Friday, February 2, 2018

How Cultural Diplomacy and Radicalism Challenge the International Order


George Voskopoulos, Sharnoff's Global Views; see also, for a non-"theory" account of cultural diplomacy. 

uncaptioned image from article

Cultural diplomacy falls within the wider spectrum of soft power used by states to advance their national interests, although it is not easily defined

Excerpt:
Cultural diplomacy consists of one of the communications and operational tools of the states when exercising foreign policy and interacting with other states with the final aim being to produce desired outcomes.

As an organizational concept, it is new. However, in practice, it is has been exercised for centuries. The means and the agents of applying cultural diplomacy have multiplied or boosted particularly in the western world, where further democratization and the firm belief in peacefully settling inter-state disputes acquired an institutional blueprint.

Academically there has been an effort to theorize and thus scrutinize the term trying to come up with alternative methodological tools. This is mainly the case in an effort to improve the overall framework of exercising public diplomacy, yet, without being able to come up with a widely accepted grand theory. ...

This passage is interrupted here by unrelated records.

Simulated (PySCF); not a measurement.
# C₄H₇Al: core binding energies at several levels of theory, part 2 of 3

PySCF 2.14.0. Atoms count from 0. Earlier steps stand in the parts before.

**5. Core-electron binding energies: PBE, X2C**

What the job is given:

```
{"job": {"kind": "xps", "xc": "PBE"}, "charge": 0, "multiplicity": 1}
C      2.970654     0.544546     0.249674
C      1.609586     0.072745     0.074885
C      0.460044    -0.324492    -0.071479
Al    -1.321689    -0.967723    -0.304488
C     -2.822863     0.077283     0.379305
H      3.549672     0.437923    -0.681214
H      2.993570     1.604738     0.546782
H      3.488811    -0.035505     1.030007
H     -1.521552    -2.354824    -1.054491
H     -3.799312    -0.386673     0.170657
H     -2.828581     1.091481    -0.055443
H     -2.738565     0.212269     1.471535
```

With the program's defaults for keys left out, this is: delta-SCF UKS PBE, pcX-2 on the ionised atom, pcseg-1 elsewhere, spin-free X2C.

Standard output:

In the case of the EU that has traditionally and historically been defined as a normative power, cultural diplomacy may be a major assisting tool in intervening in the radicalization process. This requires policies of involvement, motivation and a number of independent variables that enhance effectiveness. Agents within target countries where radical ideas spread are expected to de-construct otherness-related hostile cognitive elements, a demanding task that still guarantees no success.

If cultural diplomacy in the past referred to the ontology of the ability to alter the way national interests were defined or re-defined (see Détente during the Cold War), today it reflects the degree to which it could operate in the long term as an ontological means of dealing with radicalism, particularly within an urban environment where marginalized or less socialized individuals live.

Transitional phases in the international system and/or the periphery constitute an opportunity not only for those intolerant powers operating on nihilistic motives, but also an opportunity for those able to go beyond the obvious (that is cultural and religious differences).